15

I was reading through my STL implementation (standard-issue g++ 4.6.2) and came across this bit of race condition inside of condition_variable:

template<typename _Rep, typename _Period>
cv_status
wait_for(unique_lock<mutex>& __lock,
         const chrono::duration<_Rep, _Period>& __rtime)
{
    return wait_until(__lock, __clock_t::now() + __rtime);
}

Because __clock_t is an std::chrono::system_clock, we are tied to the whims of things like NTP (if the clock is moved back by a day after __clock_t::now() + __rtime, then we'll wait for a day).

The C++ standard (30.5.1) appears to get it right:

26

Effects: as if

return wait_until(lock, chrono::steady_clock::now() + rel_time);

Boost's condition_variable implementation has the same problem:

template<typename duration_type>
bool timed_wait(unique_lock<mutex>& m,duration_type const& wait_duration)
{
    return timed_wait(m,get_system_time()+wait_duration);
}

In fact, the underlying pthreads implementation seems to be the problem:

int pthread_cond_timedwait(pthread_cond_t *restrict cond,
   pthread_mutex_t *restrict mutex,
   const struct timespec *restrict abstime);

because abstime is specified as "system time," not a monotonic clock.

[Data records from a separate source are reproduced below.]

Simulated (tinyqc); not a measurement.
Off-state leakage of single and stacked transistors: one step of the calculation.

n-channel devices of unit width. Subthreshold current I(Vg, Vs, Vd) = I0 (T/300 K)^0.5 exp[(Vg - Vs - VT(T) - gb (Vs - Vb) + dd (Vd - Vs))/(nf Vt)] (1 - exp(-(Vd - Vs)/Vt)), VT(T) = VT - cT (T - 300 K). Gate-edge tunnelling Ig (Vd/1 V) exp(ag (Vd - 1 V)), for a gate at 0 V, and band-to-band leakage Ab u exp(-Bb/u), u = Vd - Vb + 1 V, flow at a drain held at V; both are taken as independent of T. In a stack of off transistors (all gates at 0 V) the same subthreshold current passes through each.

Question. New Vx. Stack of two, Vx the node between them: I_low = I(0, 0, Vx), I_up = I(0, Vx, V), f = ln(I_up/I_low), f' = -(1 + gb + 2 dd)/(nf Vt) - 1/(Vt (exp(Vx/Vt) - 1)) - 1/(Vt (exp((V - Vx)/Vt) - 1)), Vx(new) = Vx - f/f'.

So my question is: How would one implement something like std::condition_variable::wait_for correctly? Is there an existing implementation that gets this right? Or am I missing something?

4
  • Note: Internally, pthread_cond_timedwait uses gettimeofday, which is bogus if you want to timeout in the time you specify: sourceware.org/git/?p=glibc.git;a=blob;f=nptl/… Aug 10, 2012 at 0:50
  • You're probably forced to use some other timer thread that uses a monotonic clock, and then wakes up your waiter if it expires before the waiter cancels it.
    – jxh
    Aug 10, 2012 at 0:53
  • If I have to go that far (which I severely hope I do not), I'd rather just do a spin-wait inside my wait_for function (it looks like my sleep_for doesn't have that problem, as nanosleep does not have the same problem because it correctly uses CLOCK_MONOTONIC). Aug 10, 2012 at 0:58
  • 1
    Please note that the STL is not the standard library. Aug 10, 2012 at 6:03

1 Answer 1

9

The trick is to use a pthread_condattr_setclock to tell the pthread_condattr_t to use CLOCK_MONOTONIC. The C code for doing this is pretty simple:

#include <time.h>
#include <pthread.h>

#include <errno.h>
#include <stdio.h>

int main()
{
    // Set the clock to be CLOCK_MONOTONIC
    pthread_condattr_t attr;
    pthread_condattr_init(&attr);
    if (int err = pthread_condattr_setclock(&attr, CLOCK_MONOTONIC))
    {
        printf("Error setting clock: %d\n", err);
    }

    // Now we can initialize the pthreads objects with that condattr
    pthread_mutex_t mutex = PTHREAD_MUTEX_INITIALIZER;
    pthread_cond_t  cond;
    pthread_cond_init(&cond, &attr);

    // when getting the time, we must poll from CLOCK_MONOTONIC
    struct timespec timeout;
    struct timespec now;
    clock_gettime(CLOCK_MONOTONIC, &now);
    timeout.tv_sec = now.tv_sec + 5;
    timeout.tv_nsec = now.tv_nsec;

    // business as usual...
    pthread_mutex_lock(&mutex);
    int rc = pthread_cond_timedwait(&cond, &mutex, &timeout);
    if (rc == ETIMEDOUT)
        printf("Success!\n");
    else
        printf("Got return that wasn't timeout: %d\n", rc);
    pthread_mutex_unlock(&mutex);

    return 0;
}

I'm going to leave this open for a while because somebody might have an easier answer. The thing I'm not happy about here is that it means a wait_until is rather difficult to implement with a real-time clock (my best solution to that is to convert the provided Clock in the time_point into the steady_clock's time and go from there...it is still subject to time-change race conditions, but if you're specifying a timeout in real time, you're already making a terrible mistake).

1
  • I doubt that there is an easier answer because it is a limitation of POSIX API. Note that not only condition_variable has the problem with timed wait but mutex has this problem too. Moreover for mutexes the situation is even worse because there is not such API as pthread_mutexattr_setclock: stackoverflow.com/q/14248033/5447906.